A new Japanese government survey estimates
that the number of fatherless families has
skyrocketed, hitting 1.22 million in fiscal 2003
in the nation of 128 million. This is the highest
number ever recorded and represents a massive
28.3% increase from the previous survey conducted
five years ago. The figures also show that the
vast majority of children in these households live
far below the poverty line, creating a rapidly
growing underclass of impoverished families.
The Health, Labor and Welfare Ministry
data highlight the complete failure of government
policy to address important social changes that
have occurred over the past decade, particularly
the massive rise in divorces involving children.
Over the past decade, low wages for women,
a non-functional child support payment system, an
inadequate social welfare policy, and a weakening
of traditional family support networks all have
contributed to redrawing the Japanese poverty map.
Previously, elderly households constituted the
bulk of the poor, but today the balance has firmly
shifted to mother-headed families.
Most
lone mothers and their children now live in
poverty, with many experiencing real hardship. In
2001, the average annual income of a lone-mother
family was about 2.52 million yen (US$23,850). The
latest data estimate this has fallen to just 2.12
million yen in fiscal 2002, almost three times
less than the median figure. In 2000, the average
household income was about 6.17 million yen, and
for an elderly household the figure was 3.19
million yen.
Some low-income families are
experiencing such extreme poverty that there have
been a few cases of mothers and their children
dying from malnutrition. One such case was
reported at the beginning of February when a
27-year-old mother and her three-year-old son were
found starved to death in their apartment in
Saitama Prefecture near Tokyo. Police reported
that there was no food in the apartment and the
woman only had eight yen ($0.07) in her purse.

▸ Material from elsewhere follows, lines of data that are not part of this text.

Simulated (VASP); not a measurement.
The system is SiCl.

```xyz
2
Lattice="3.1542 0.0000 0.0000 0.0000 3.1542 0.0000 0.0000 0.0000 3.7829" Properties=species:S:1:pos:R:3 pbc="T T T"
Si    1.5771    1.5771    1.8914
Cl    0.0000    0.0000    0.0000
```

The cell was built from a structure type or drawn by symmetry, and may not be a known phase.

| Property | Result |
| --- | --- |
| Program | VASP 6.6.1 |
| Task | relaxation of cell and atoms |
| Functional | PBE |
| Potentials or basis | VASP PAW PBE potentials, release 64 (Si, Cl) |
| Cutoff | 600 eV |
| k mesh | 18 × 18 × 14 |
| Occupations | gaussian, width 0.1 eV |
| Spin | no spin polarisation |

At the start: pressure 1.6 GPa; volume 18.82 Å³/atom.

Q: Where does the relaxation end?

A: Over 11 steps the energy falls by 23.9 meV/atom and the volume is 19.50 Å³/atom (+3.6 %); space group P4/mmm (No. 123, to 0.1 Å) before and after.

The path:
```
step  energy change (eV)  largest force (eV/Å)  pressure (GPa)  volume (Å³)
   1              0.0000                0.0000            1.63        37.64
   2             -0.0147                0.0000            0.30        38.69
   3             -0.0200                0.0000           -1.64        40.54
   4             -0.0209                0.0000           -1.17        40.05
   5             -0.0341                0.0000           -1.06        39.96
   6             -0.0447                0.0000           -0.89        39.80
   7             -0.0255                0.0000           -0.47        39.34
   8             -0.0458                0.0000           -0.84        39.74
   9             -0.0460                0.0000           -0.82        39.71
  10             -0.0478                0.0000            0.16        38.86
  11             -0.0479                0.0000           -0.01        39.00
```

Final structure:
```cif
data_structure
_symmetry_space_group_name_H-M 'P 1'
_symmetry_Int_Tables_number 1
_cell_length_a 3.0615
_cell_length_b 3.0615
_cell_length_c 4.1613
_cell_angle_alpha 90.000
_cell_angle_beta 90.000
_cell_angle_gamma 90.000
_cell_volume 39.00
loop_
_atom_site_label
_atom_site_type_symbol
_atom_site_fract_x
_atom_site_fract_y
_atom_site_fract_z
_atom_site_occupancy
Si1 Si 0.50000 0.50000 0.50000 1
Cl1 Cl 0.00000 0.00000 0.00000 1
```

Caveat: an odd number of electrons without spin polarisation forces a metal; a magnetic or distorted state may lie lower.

Asia Times Online spoke to an unmarried
mother living on a very low income in snowy
northern Japan. She said: "It is hardest to manage
in winter because of heating costs, especially
this year. I try to stay at work for as long as
possible because it's warm there and my son is in
a well-heated day care center. For mothers like me
day care is free, so it is best he is there for as
long as possible. At home, we stay in one room and
wear blankets to keep us warm." She added, "Ever
since I read about the mother whose baby froze to
death because she could not pay for the
electricity, I feel so worried."
International research has shown that in
developed countries the three primary causes of
single-mother poverty are low wages, non-payment
of child support money by absent fathers and
inadequate social services, such as welfare
programs, tax credits for poor families, free
child care for poor mothers or other systems in
which the state helps the poor by transferring
resources to them. Japan is seriously deficient in
all three categories, creating an environment in
which poverty levels are almost certain to
increase.
That means welfare programs, tax
credits for poor families, free childcare for poor
mothers or any other system in which the state
helps out the poor, transfer state resources from
the rich to the poor or redistributes state
resources.
The new survey calculated that
83% of lone mothers were working, compared with an
average of about 86% for the previous decade. The
employment rates of Japanese lone mothers are the
highest in the industrialized world, although in
recent years they have decreased slightly due to
the long recession and tough job market. Despite
high labor force participation rates, their
average wage has remained extremely low. This is
because Japan has a widening gender-based wage
gap, and in recent years there has been a
proliferation of low-paid non-standard forms of
employment in which many lone mothers are engaged.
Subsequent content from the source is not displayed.